Endorsement Agreement between Athlete and Athletic Equipment Manufacturer
This Agreement (the Agreement ) is made as of _________________ (date) by and
between ______________________________
(Athletic Equipment Manufacturer) , a
corporation organized and existing under the laws of the state of __________________
(name
of state)
, with its principal office located at __________________________________________
_____________________________________
(street address, city, county, state, zip code) ,
referred to herein as
AEM , and _______________________ (Name of Athlete) of __________
_____________________________________________________________________
(street
address, city, county, state, zip code)
, hereinafter called Athlete .
Whereas, Athlete is a well-known professional Athlete whose Endorsement has
commercial value; and
Whereas, AEM , a well known manufacturer, marketer and distributor of high quality
consumer products, desires to obtain the worldwide right to use Athlete’s Endorsement and
services in connection with advertising, marketing and promoting its products and services, and
Athlete desires to grant such rights to AEM .

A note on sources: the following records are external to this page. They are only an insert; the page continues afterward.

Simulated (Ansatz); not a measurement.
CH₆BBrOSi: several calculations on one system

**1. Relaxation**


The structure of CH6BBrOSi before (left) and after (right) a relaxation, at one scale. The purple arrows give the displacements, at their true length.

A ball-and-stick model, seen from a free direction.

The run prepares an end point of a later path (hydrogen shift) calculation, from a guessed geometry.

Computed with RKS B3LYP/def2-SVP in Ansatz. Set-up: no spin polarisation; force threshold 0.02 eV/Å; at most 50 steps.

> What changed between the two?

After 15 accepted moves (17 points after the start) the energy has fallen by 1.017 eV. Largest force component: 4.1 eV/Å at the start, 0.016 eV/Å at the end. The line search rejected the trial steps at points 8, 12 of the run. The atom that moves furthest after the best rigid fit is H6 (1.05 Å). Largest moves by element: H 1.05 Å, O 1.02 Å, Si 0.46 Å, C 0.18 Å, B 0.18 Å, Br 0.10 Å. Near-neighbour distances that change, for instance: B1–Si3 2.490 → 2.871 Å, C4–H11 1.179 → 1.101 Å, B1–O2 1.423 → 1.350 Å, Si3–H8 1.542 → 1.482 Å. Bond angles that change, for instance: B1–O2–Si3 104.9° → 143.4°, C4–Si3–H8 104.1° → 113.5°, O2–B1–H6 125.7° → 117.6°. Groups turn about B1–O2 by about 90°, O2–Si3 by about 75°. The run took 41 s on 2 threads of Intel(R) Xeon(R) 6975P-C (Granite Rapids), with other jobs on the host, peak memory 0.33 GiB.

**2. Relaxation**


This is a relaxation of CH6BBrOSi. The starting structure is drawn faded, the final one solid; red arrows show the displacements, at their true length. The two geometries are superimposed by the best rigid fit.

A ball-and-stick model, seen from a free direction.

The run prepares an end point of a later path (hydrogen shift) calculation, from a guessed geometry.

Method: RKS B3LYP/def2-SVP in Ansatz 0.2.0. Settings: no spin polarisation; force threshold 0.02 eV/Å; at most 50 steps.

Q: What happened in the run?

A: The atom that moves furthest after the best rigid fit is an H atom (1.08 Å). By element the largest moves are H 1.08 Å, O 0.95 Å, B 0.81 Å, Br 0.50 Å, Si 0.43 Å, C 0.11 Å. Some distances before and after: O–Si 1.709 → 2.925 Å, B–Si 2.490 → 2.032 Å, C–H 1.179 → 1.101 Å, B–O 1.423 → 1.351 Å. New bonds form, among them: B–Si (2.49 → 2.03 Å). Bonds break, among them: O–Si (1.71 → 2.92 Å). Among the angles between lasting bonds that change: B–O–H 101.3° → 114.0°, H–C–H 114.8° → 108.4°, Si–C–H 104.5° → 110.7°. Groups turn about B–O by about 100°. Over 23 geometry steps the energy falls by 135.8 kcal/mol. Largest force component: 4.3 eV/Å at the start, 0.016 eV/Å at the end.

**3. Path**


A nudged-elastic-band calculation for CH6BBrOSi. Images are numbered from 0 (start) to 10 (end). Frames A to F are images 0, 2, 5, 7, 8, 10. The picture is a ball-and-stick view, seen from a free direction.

Now, therefore, for and in consideration of the mutual covenants contained in this
agreement, and other good and valuable consideration, the receipt and sufficiency of which is
hereby acknowledged, the parties agree as follows:
1. Definitions
A. Contract Year means each 12-month period beginning on ________________
(date) during the Term.
B. Competitor means any and all manufacturers, distributors,
developers, marketers or sellers of Products other than AEM.
C. Endorsement means
1. Athlete ’s name, nickname, likeness, voice, live or recorded performance,
photograph, signature or facsimile thereof, or biographical information;
2. Any and all trademarks, service marks, trade names, domain names,
rights of publicity, copyrights, designs or other intellectual property owned by or
on behalf of Athlete ; or
3. All other identifiers or characteristics that identify Athlete in the mind of
the public.
D. Licensed Products means all Products to which the Endorsement is
permanently affixed, except where AEM obtains the right to use the Endorsement from
an organization holding such rights (e.g . athletics association, Olympic organizing
committee, etc.).
E. Marketing Materials means any and all marketing, sales, advertising, publicity
and promotional materials and sales aids produced by AEM including all forms of
marketing and advertising in whatever medium whether now known or hereafter created.
F. Services and Products shall mean (describe products and services) ______
______________________________________________________________________
______________________________________________________________________
______________________________________________________________________.
G.Athlete’s Identification means the right to use, subject to the provisions of this
Agreement,
Athlete 's name, fame, nickname, initials, autograph, voice, video or film
portrayals, facsimile signature, photograph, likeness and image or facsimile image, and
any other means of endorsement by
Athlete used in connection with the advertisement
and promotion of
AEM's Services and Products.
H. Contract Territory shall mean worldwide.
2.Grant of Rights
In consideration of the remuneration to be paid to Athlete pursuant to this Agreement,
Athlete grants to AEM the right and license during the Contract Period to use the Athlete’s
Identification
solely in connection with the advertisement and promotion of AEM's Services and
Products
within the Contract Territory. It is understood that AEM may not use the Athlete’s
Identification
in connection with any items for sale or resale, other than AEM Services and
Products
as specified in this Agreement. The foregoing rights to use the Athlete Identification is
limited to television, radio and print advertising, advertising published over the Internet (provided
such material is limited to advertising only), public relations materials, point-of-sale displays,
free standing inserts, direct mail and billboards.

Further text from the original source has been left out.